Perk up that salad by tossing in a few nasturtiums, chrysanthemums, or pansies. Throw a few flowers on a plain cake or cupcakes to fancy them up. If you’re channeling Martha, you can freeze petals in ice cube trays and float them in drinks. (Your guests will be impressed, if not a little frightened.) Any flowers you’re thinking of serving must be organic so you don’t swallow any crazy chemicals and grow eight heads. You can find edible flowers in most gourmet grocery stores; be sure to ask if you’re not sure what you’re buying.

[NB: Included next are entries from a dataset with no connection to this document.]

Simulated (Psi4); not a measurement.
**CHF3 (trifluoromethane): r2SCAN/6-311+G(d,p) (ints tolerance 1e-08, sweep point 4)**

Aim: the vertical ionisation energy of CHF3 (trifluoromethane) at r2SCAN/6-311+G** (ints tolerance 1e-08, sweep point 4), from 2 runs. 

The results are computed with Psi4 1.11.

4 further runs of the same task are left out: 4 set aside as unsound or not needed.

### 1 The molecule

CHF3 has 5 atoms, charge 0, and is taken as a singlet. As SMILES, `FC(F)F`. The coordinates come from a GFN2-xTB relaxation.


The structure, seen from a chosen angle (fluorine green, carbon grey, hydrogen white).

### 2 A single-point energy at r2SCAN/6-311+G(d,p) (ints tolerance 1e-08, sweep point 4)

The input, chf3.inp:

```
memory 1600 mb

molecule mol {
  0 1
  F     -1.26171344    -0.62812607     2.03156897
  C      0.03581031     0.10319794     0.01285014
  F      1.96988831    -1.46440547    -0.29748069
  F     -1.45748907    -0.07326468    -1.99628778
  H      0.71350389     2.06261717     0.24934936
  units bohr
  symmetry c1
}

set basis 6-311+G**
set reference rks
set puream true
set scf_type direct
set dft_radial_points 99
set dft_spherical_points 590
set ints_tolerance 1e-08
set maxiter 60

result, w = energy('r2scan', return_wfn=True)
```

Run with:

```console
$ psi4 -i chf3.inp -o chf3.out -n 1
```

And don’t just grab any old flower out of a vase: there are plenty of non-edible flowers out there. You don’t want to poison your nearest and dearest, so here are some to avoid: azalea, crocus, daffodil, foxglove, oleander, rhododendron, jack-in-the-pulpit, lily of the valley, and wisteria. Smell ‘em, stare at ‘em, but for God’s sake don’t eat ‘em.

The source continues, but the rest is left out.